# Apartment Complex not paying for work done



## THATOKGIRLUKNOW (Jun 23, 2011)

The Company that I work for in OK did some maintenance work for an apartment complex in April and May. I faxed the invoices for the jobs done to the apartment manager and to the corporate office. The contract states invoices will be paid before the 30th day after completion. The company still has not paid some of the invoices and they are now 37 days past due. I have called them once a week and gotten the run around. Today the corporate office tells me they have not received some of the invoices I am calling about and that they paid some invoices in question on the 8th of June, but we have not received the checks. When I asked the apartment manager about the ones corporate said they have not received she told me she sent them the approval to be paid. What are the next steps to take for non-payment? How can I get them to pay the remaining balance?


----------



## Bergstrom (Mar 14, 2009)

Welcome to CT! Do a quick search and I'm sure you'll find some useful opinions...... if not you could try


----------



## BrandConst (May 9, 2011)

Bergstrom said:


> Welcome to CT! Do a quick search and I'm sure you'll find some useful opinions...... if not you could try


That good!

Reserve your lien rights, they vary by state. Right after that park your a$$ right outside of her office door until you get a check, worked once for me.


----------



## kontraktor (Nov 30, 2010)

Your options may be different depending on the amount owed.

Small claims court is always a good option (up to $5,000 in many/most states).
They are likely to pay up before court date.


----------



## J F (Dec 3, 2005)

And hit the "ENTER" key every few sentences...for the love of god. Gracias.


----------



## Framer53 (Feb 23, 2008)

You will be paid around the 90 day mark, most likely.
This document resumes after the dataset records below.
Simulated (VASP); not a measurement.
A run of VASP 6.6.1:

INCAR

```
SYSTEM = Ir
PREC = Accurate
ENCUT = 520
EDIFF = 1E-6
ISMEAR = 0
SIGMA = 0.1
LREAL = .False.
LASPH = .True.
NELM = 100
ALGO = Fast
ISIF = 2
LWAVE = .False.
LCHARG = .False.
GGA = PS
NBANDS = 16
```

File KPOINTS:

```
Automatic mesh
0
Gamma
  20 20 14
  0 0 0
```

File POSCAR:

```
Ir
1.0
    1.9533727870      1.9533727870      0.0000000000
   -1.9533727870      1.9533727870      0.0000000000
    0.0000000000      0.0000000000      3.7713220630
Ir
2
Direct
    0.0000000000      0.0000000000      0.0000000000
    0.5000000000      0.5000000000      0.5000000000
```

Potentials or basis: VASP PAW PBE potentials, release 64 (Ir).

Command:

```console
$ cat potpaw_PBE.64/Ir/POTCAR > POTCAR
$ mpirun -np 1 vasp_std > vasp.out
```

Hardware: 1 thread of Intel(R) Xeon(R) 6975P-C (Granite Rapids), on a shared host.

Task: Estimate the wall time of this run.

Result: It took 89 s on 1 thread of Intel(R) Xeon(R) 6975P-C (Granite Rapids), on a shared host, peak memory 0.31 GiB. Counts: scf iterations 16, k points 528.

Preserve your lien rights......


----------



## bauler (Nov 10, 2006)

You'll probably get paid, just don't do it again. Never bill an unknown customer. Just make it company policy. I just don't do it anymore, much easier accounting, no hoping there is a check in the stack of daily mail. You're running a construction company not a bank.


----------



## ExtremePride (Oct 27, 2010)

Wrap a chain around the building and drive off. They will pay much faster the next time.


----------



## madrina (Feb 21, 2013)

AND YAL ACT LIKE IM THE only one this crap happens to.


----------



## svronthmve (Aug 3, 2008)

madrina said:


> AND YAL ACT LIKE IM THE only one this crap happens to.


Nope. Sorry. This is not the way you saga stuff! :laughing:


----------



## TxElectrician (May 21, 2008)

madrina said:


> AND YAL ACT LIKE IM THE only one this crap happens to.


The OP had one post a couple of years ago.


----------



## 480sparky (Feb 1, 2009)

TxElectrician said:


> The OP had one post a couple of years ago.


----------



## CarpenterSFO (Dec 12, 2012)

bauler said:


> ...Never bill an unknown customer. Just make it company policy....


That's good advice. Know who's going to pay the check, and what their schedule is. 

37 days? I don't necessarily see anything dramatic here, maybe just the usual bureaucratic, penny-pinching habits of a property management company. If you miss their invoice deadline, you may get bumped by a month. If you think you really run the risk of not getting paid and of losing your lien rights or other ability to collect, then give them a professional call and tell them you need to get paid by some date certain, else you'll have to take steps to preserve your rights. They should be able to pay you or satisfy your need to know that you'll be paid.


----------



## 480sparky (Feb 1, 2009)

CarpenterSFO said:


> ...........37 days? .........


More like *2 years*.

OP: 06-23-2011, 12:26 PM


----------



## Warren (Feb 19, 2005)

madrina said:


> AND YAL ACT LIKE IM THE only one this crap happens to.


Well, your the only one this has happened to in two years.

Well, maybe davinci, but were not even sure he was for real.


----------



## CarpenterSFO (Dec 12, 2012)

480sparky said:


> More like *2 years*.
> OP: 06-23-2011, 12:26 PM



Been a while since I've done that. And it's not as if there weren't hints. Can I go back to sleep now?


----------



## 480sparky (Feb 1, 2009)

CarpenterSFO said:


> Been a while since I've done that. And it's not as if there weren't hints. Can I go back to sleep now?


Ya gotta _wake up_ first. :whistling


----------



## CarpenterSFO (Dec 12, 2012)

480sparky said:


> Ya gotta _wake up_ first. :whistling


Well forget it then. :jester:


----------



## 480sparky (Feb 1, 2009)

CarpenterSFO said:


> Well forget it then. :jester:


Forget what? :blink:


----------



## ohiohomedoctor (Dec 26, 2010)

1. Sounds like poor transactual execution, being that the warranty and clauses were not clearly defined in the contract and understood by both parties.

2. Sounds like you on the hook for some more troubleshooting.

3. Seems like an issue which could be settled in a 30 min meeting at their office using facts, and cahooneys....


----------